As part of my efforts to make combat in my D&D 4E campaign more exciting and memorable (Cinematic Combat), I’ve been going through my library of gaming books and keeping an eye out for good ideas from other gamers. I’ll be borrowing and building on some of these concepts, but others are just good ideas that work towards the same goals.
Let me know if you’ve seen other blogs or sites discussing similar ideas that I’ve missed.
A special class of monsters pioneered by @gamefiend, worldbreakers are solo monsters that are designed to have a power that lets them alter the battlefield and open up the use of additional powers. These monsters are great for memorable fights thanks to their ability to keep the battle dynamic. For more info on them, head to At-Will.
Do Something Cool/Think outside the Box
Last week, @charlesmryan shared this great power card that fits nicely with my goal of encouraging and rewarding creativity. For another take on the same idea, check out @pdunwin‘s version here.
Introduced in the Dungeon Master’s Guide 2, terrain powers are special powers tied to a piece of terrain on the battlefield. Any character or monster can make use of a terrain power, so they work towards a few of my cinematic combat goals by providing more options to players and making the battlefield more dynamic. The DMG2 section on terrain powers is pretty brief, but the basic idea is easily expanded.
Alternate Goals in Combat
This post by @theweem has a good selection of ideas for alternate goals in combat that can be used to make encounters more interesting than just having the players try to kill all of the monsters.
@neogrognard makes an argument for using passive skill mechanics for far more than Perception here. While this isn’t directly related to cinematic combat, I suggest using the idea for skill checks related to revealing information about enemies and the battlefield. I think it offers a reward for players whose characters have appropriate skills without requiring the player to think of making a roll.
One reply on “Borrowing Good Ideas”
Thanks for the shout-out, and to the link to The Weem’s site.

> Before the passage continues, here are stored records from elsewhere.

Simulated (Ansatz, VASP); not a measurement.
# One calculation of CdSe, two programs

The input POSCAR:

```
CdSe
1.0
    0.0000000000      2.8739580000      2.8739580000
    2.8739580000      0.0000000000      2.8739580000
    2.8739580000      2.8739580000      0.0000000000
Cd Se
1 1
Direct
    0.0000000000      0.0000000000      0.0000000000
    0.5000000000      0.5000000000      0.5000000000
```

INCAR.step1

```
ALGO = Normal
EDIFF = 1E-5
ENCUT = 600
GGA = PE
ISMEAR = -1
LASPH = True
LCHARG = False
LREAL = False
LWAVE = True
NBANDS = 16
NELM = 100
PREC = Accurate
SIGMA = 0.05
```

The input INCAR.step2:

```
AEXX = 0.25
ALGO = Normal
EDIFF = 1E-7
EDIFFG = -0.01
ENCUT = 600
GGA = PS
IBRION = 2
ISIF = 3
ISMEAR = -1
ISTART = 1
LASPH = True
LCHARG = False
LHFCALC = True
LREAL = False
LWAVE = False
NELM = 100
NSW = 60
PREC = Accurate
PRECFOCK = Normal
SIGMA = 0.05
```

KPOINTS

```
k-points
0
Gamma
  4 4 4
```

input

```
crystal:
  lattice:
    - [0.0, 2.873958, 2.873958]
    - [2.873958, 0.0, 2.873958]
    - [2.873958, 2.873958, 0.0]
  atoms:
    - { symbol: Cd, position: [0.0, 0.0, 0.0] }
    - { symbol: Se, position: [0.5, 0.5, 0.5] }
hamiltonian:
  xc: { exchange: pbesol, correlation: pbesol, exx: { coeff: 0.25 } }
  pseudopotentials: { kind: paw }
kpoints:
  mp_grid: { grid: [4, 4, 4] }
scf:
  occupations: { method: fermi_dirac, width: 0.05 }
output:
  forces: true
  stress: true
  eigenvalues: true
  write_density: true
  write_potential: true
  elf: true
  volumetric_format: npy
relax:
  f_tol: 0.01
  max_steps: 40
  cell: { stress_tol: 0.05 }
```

It takes a little more work, but just shaking up the normal 2D environment can bring out some cinematic flair in people. In a play-by-post game I’m running, I turned a rectangular room 90 degrees to make it a well, and added some platforms. If you want them to move around much you’ll probably find you need to make some allowances on the jumping rules because it’s very difficult to jump any appreciable height in D&D, unless one is a monk. In general, it’s probably a good idea to make anything you want the players to do a lot of into a Moderate check for their level.
Taking cinematic actions with one’s monsters is also probably a good way to get the PCs into the act. Take those high-HP Monster Manual 1 monsters and have them leap over chasms and flip down ledges to get at the PCs.